LEI

LEI

a show by
Marcello Gori e Lara Guidetti

choreography and performance by
Lara Guidetti

dramaturgy and music by
Marcello Gori

 

with the contribution of the Ministry for Cultural Heritage and Activities – Entertainment Sector and the support of Caljka Popular Avant-garde Theater

Outwardly we are just one apple among others.
Internally we are the tree.

Alan Watts

PREMIER / PERFORMANCES

WHO is
LEI

IDENTITY 2.0

A woman, in the middle of an age in between, looking for something authentic. In research she trudges, twists, learns to walk, dresses up, transforms, smiles. She is still, hectic, helpless, formal, normal. To be able to look like herself she really strives to come out of herself, from the burden of the days and hours that she keeps dragging behind her. In an attempt to reconnect to a lost intuition, to her roots, to the eternal feminine that slumbers inside every woman, to the she-wolf who like a shadow has followed her since the dawn of time.

Accompanying her in counterpoint, He, who studies her, provokes her and tries to understand her journey fulfilling his own and reminding her that inside she has something of every other her, of every other time and any other space. And that the only way to find oneself is to begin to consider oneself whole, in connection with the pulsating flow of life: fragile yet powerful creatures that guard the mystery of existence.
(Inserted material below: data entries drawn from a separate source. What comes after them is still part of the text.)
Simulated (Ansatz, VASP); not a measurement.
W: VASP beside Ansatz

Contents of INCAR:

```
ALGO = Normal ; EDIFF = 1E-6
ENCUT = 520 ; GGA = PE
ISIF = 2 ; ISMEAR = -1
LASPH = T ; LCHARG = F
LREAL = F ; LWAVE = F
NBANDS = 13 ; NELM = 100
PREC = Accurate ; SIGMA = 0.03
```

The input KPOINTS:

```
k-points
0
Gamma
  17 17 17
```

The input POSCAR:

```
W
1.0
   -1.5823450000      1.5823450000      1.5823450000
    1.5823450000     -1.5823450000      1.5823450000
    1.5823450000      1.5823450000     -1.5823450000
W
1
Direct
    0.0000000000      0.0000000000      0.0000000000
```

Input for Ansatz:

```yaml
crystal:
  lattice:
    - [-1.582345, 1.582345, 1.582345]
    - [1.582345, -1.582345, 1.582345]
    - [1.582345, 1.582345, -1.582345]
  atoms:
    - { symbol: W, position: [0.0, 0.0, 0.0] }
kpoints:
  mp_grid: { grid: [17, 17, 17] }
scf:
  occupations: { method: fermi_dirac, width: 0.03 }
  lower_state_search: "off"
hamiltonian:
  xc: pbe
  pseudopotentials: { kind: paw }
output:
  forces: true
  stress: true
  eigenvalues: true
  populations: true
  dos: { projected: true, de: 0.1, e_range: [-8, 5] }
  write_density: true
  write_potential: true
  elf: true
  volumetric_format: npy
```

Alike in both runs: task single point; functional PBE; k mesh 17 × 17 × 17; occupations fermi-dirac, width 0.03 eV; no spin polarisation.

WHERE DOES SHE COME FROM? SHE is born from the (re) reading of some anthropological and philosophical texts, in particular Women running with wolves by Clarissa Pinkola Estes and Natura uomo donna by Alan W.Watts, and at the same time the rediscovering of a familiar search to connect this “she” to other ones who came before her.
In LEI the dance is confronted with narration and with the theatrical play, with the transformation and the character, with action, with the image that represents, with the symbol. The movement thus expresses a clear and direct communication, where the everyday life of the body, in its natural behavior, proceeds towards the archetype, and the theatrical gesture and the mask are sublimated in the abstract movement.

The result is a bare stage space, inhabited only by a female body and a mattress, in which, in addition to concrete and everyday images, references to mythological figures or divine, characters from fairy tales or legends and archetypes are created. Sanpapié goes back to its origins, to pursue a more intimate and collected narrative dimension, one that so much it has explored, presenting a solo for a woman’s body whose heart lies in the continuous dialogue between choreography, dramaturgy, and music and in the profound relationship with the objects and symbols in their evocative power.